Yesterday, Microsoft's Dave Campbell, a Technical Fellow on the SQL Server team, posted to the SQL Server team blog on the subject of in-memory database technology. Mary Jo Foley, our "All About Microsoft" blogger here at ZDNet, provided some analysis on Campbell's thoughts in a post of her own. I read both, and realized there's an important Big Data side to this story.
In a nutshell
In his post, Campbell says in-memory is about to hit a tipping point and, rather than leaving that assertion unsubstantiated, he provided a really helpful explanation as to why.
Campbell points out that there's been an interesting confluence in the database and computing space:
- Huge advances in transistor density (and, thereby, in memory capacity and multi-core ubiquity)
- As-yet untranscended limits in disk seek times (and access latency in general)
This combination of factors is leading -- and in some cases pushing -- the database industry to in-memory technology. Campbell says that keeping things closer to the CPU, and avoiding random fetches from electromechanical hard disk drives, are the priorities now. That means bringing entire databases, or huge chunks of them, into memory, where they can be addressed quickly by processors.
Compression and column stores
Compression is a big part of this and, in the Business Intelligence world, so are column stores. Column stores keep all values for a column (field) next to each other, rather than doing so with all the values in a row (record). In the BI world, this allows for fast aggregation (since all the values you're aggregating are typically right next to each other) and high compression rates.
Microsoft's xVelocity technology (branded as "VertiPaq" until quite recently) uses in-memory column store technology. The technology manifested itself a few years ago as the engine behind PowerPivot, a self-service BI add-in for Excel and SharePoint. With the release of SQL Server 2012, this same engine has been implemented inside Microsoft's full SQL Server Analysis Services component, and had been adapted for use as a special columnstore index type in the SQL Server relational database as well.
The BD Angle
How does this affect Big Data? I can think of a few ways:
- As I've said in a few posts here, Massively Parallel Processing (MPP) data warehouse appliances are Big Data products. A few of them use columnar, in-memory technology. Campbell even said that columnstore indexes will be added to Microsoft's MPP product soon. So MPP has already started to go in-memory.
- Some tools that can connect to Hadoop and can provide analysis and data visualization services for its data, may use in-memory technology as well. Tableau is one example of a product that does this.

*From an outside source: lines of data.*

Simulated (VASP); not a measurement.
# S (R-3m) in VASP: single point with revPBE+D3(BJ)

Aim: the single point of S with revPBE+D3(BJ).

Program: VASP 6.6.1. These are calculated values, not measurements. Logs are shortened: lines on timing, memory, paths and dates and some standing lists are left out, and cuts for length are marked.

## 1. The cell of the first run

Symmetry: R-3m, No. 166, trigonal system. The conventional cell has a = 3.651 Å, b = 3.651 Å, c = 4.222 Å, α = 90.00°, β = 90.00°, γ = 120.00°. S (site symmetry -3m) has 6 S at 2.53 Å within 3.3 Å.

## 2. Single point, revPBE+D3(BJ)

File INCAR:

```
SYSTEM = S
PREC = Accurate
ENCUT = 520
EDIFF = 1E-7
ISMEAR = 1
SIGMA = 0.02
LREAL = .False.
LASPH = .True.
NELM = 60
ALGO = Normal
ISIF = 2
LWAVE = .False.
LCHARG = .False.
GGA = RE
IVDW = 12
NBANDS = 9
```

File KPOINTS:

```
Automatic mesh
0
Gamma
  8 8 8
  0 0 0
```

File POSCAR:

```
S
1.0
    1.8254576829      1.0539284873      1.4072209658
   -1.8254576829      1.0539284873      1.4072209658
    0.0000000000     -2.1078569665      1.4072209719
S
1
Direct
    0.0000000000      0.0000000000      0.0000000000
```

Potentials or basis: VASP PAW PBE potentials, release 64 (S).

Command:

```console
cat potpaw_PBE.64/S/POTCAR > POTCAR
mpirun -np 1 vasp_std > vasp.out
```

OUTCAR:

- Databases used with Hadoop, like HBase, Cassandra and HyperTable, fall into the "wide column store" category of NoSQL databases. While NoSQL wide column stores and BI column store databases are not identical, their technologies are related. That creates certain in-memory potential for HBase and other wide column stores, as their data is subject to high rates of compression.
Keeping Hadoop in memory
Hadoop's MapReduce approach to query processing, to some extent, combats disk latency though parallel computation. This seems ripe for optimization though. Making better use of multi-core processing within a node in the Hadoop cluster is one way to optimize. I've examined that in a recent post as well.
- Also Read: Making Hadoop optimizations Pervasive
Perhaps using in-memory technology in place of disk-based processing is another way to optimize Hadoop. Perhaps we could even combine the approaches: Campbell points out in his post that the low latency of in-memory technology allows for better utilization of multi-cores.
Campbell also says in-memory will soon work its way into transactional databases and their workloads. That's neat, and I'm interested in seeing it. But I'm also interested in seeing how in-memory can take on Big Data workloads.
Perhaps the Hadoop Distributed File System (HDFS) might allow in-memory storage to be substituted in for disk-based storage. Or maybe specially optimized solid state disks will be built that have performance on par with RAM (Random Access Memory). Such disks could then be deployed to nodes in a Hadoop cluster.
No matter what, MapReduce, powerful though it is, leaves some low hanging fruit for the picking. The implementation of in-memory technology might be one such piece of fruit. And since Microsoft has embraced Hadoop, maybe it will take a run at making it happen.
For an approach to Big Data that does use in-memory technology but does not use Hadoop, check out JustOneDB. I haven't done much due diligence on them, but I've talked to their CTO, Duncan Pauly, about the product. He and the company seem very smart and have some fairly breakthrough ideas about databases today and how they need to change.